And critically, they’re inviting the private sector to build on top of that infrastructure, not shutting them out. The state owns the rails, but technology companies, banks, FinTech and PropTech firms are welcome to build services on them.
China is closing the door to private participation. Saudi Arabia is holding it open on sovereign terms. Singapore, Hong Kong, the UAE, are all advancing regulated frameworks and supervised pilots. But the jurisdictions that will actually define this market aren’t the ones testing in sandboxes.
They’re the ones putting national infrastructure into production. That’s where this is heading and China’s notice just made it harder to argue otherwise. The notice provides China’s first explicit regulatory definition of RWA tokenization.
It describes it as the use of cryptographic technology, distributed ledger technology or similar technologies to convert ownership rights, income rights, or other asset-related rights into tokens or token-like rights, equity, or debt instruments for issuance and trading.
Unlicensed or unapproved RWA tokenization activities conducted within mainland China—including issuance, trading, intermediary services, and related technical and IT support—are classified as illegal financial activities. This includes risks like unauthorized securities offerings, illegal fundraising, or operating securities and futures businesses without approval.
In practice, this effectively prohibits private sector players from engaging in decentralized or unlicensed RWA tokenization onshore, aligning with China’s long-standing strict stance against unregulated crypto-like activities. The policy is not a blanket ban on all tokenization. It explicitly allows exceptions when activities are: Approved by competent authorities.

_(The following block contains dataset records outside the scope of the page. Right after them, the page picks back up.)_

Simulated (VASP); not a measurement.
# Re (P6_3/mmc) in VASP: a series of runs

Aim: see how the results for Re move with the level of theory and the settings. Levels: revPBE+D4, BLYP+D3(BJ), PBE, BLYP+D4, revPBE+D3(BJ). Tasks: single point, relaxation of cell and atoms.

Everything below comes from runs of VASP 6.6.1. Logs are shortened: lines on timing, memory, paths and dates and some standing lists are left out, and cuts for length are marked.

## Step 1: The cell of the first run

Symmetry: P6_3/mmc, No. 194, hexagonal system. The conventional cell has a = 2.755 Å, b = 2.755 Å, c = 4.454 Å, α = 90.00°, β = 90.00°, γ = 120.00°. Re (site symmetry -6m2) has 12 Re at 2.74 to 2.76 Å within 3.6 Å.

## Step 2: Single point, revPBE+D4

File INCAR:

Conducted through designated (regulated) financial infrastructure. This carves out space for state-supervised or licensed implementations, often interpreted as separating “compliant” RWA within traditional finance rails from decentralized/private crypto-style versions.
Onshore entities face strict vetting and compliance requirements for offshore issuance of tokenized assets backed by Chinese onshore assets. Unapproved offshore RMB-linked stablecoins are also banned, and foreign entities are prohibited from illegally providing RWA services to domestic parties.
This move extends China’s 2021 crypto ban which targeted virtual currencies, trading, and mining to explicitly cover tokenized real-world assets, while distinguishing RWA from pure cryptocurrencies which remain fully prohibited.
Some analysts view it as a “milestone” that brings RWA into a clearer regulatory framework rather than leaving it in a gray area—potentially enabling controlled innovation in tokenized securities or asset-backed structures, especially offshore with approval.
Others see it as a tightening clampdown to prevent private-sector risks to financial stability and capital controls. Stock markets reacted positively in some cases, with RWA-related shares rising on hopes of regulated opportunities, though enforcement remains strict for unlicensed private initiatives.
China has now officially defined RWA tokenization and prohibited it for unlicensed and private sector activities onshore, while allowing tightly controlled, approved versions—consistent with Beijing’s preference for centralized oversight over decentralized finance.